[bc-breaking] enable direct configuration in quantize_ #1595

vkuzo · 2025-01-22T16:49:12Z

summary

This PR enables passing per-workflow arguments to quantize_ directly, without wrapping them in a Callable.

Motivation: passing direct configuraton is intuintive and widely used in similar contexts across various projects. Passing configuration wrapped in a callable is IMO not intuitive, hard to understand and debug, and we have evidence that it pushes a portion of users from building on top of torchao.

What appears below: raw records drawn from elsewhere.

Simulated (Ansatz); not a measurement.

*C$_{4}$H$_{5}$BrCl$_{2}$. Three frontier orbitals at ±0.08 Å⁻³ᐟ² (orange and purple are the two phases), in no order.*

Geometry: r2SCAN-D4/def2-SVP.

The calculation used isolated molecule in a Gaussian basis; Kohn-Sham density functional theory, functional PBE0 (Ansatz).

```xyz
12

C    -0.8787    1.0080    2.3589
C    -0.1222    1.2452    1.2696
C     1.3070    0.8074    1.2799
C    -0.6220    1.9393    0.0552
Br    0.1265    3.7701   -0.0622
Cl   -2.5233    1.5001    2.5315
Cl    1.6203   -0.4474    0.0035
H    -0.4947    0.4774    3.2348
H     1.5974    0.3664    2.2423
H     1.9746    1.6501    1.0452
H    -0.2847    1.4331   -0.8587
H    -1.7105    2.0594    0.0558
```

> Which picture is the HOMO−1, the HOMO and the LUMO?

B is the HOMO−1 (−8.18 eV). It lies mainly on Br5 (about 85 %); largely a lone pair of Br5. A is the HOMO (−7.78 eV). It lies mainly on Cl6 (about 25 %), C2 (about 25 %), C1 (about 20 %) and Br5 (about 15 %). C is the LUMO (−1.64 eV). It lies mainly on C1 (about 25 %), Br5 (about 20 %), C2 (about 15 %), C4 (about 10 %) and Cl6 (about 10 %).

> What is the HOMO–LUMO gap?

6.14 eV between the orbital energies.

We will keep the old callable syntax supported by quantize_ for one release cycle, and delete it afterwards. We will keep the old names as aliases for new names going forward (example: int4_weight_only as an alias of Int4WeightOnlyConfig) to keep existing callsites working without changes.

user facing API changes

signature of quantize_

#
# before
#
def quantize(
    model: torch.nn.Module,
    apply_tensor_subclass: Callable[[torch.nn.Module], torch.nn.Module],
    ...,
): ...

#
# after - intermediate state, support both old and new for one release
#
def quantize(
    model: torch.nn.Module,
    config: Union[AOBaseConfig, Callable[[torch.nn.Module], torch.nn.Module]],
    ...,
): ...

#
# after - long term state
#
def quantize(
    model: torch.nn.Module,
    config: AOBaseConfig,
    ...,
): ...

usage example

An example for int4_weight_only

#
# before
#
quantize_(m, int4_weight_only(group_size=32))

#
# after, with new user facing names
#
quantize_(m, Int4WeightOnlyConfig(group_size=32))

#
# AND, after, with BC names
#
quantize_(m, int4_weight_only(group_size=32))

developer facing changes

See the PR details for examples, but they can be summarized as:

#
# old
#

# quantize_ calls the instance of calling this function on each module of the model
def int4_weight_only(group_size: int, ...) -> Callable:

    def new_callable(weight: torch.Tensor):
        # configuration is captured here via local variables
        ...
        
    # return type is a Callable
    return _get_linear_subclass_inserter(new_callable)

#
# new
#

# config base class
class AOBaseConfig(abc.ABC):
    pass

# user facing configuration of a workflow
@dataclass
class Int4WeightOnlyConfig(AOBaseConfig):
    group_size: int = 128
    ...

# not user facing transform of a module according to a worfklow's configuration
@register_quantize_module_handler(Int4WeightOnlyConfig)
def _int4_weight_only_transform(
    module: torch.nn.Module, 
    config: Int4WeightOnlyConfig,
) -> torch.nn.Module:
    # map to AQT, not user facing
    ...

current status

The current PR migrates three user facing workflows:

PTQ's int4_weight_only
QAT's intx_quantization_aware_training and from_intx_quantization_aware_training

I've chosen to migrate one PTQ and two QAT workflows to prove generality of the new flow, but avoid a high LOC in this PR to make it easier to review. We will migrate the rest of the workflows in future PRs, detailed below:

int8_dynamic_activation_int4_weight
int8_dynamic_activation_int8_weight
int8_dynamic_activation_int8_semi_sparse_weight
int8_weight_only
float8_weight_only
float8_dynamic_activation_float8_weight
float8_static_activation_float8_weight
uintx_weight_only
fpx_weight_only
gemlite_uintx_weight_only
callsites from the prototype folder

After a release cycle, we will delete the old callable syntax.

Test Plan:

pytest test/quantization/test_quant_api.py -s -x -k test_int4_weight_only_numerics
pytest test/quantization/test_qat.py -s -x -k test_quantize_api_standalone
pytest test/quantization/test_qat.py -s -x -k test_quantize_api_convert_path

Reviewers:

Subscribers:

Tasks:

Tags:

[ghstack-poisoned]

vkuzo · 2025-01-22T16:49:13Z

Stack from ghstack (oldest at bottom):

pytorch-bot · 2025-01-22T16:49:16Z

🔗 Helpful Links

🧪 See artifacts and rendered test results at hud.pytorch.org/pr/pytorch/ao/1595

📄 Preview Python docs built from this PR

Note: Links to docs will display an error until the docs builds have been completed.

✅ No Failures

As of commit fac3263 with merge base 999b16d ():
💚 Looks good so far! There are no failures yet. 💚

This comment was automatically generated by Dr. CI and updates every 15 minutes.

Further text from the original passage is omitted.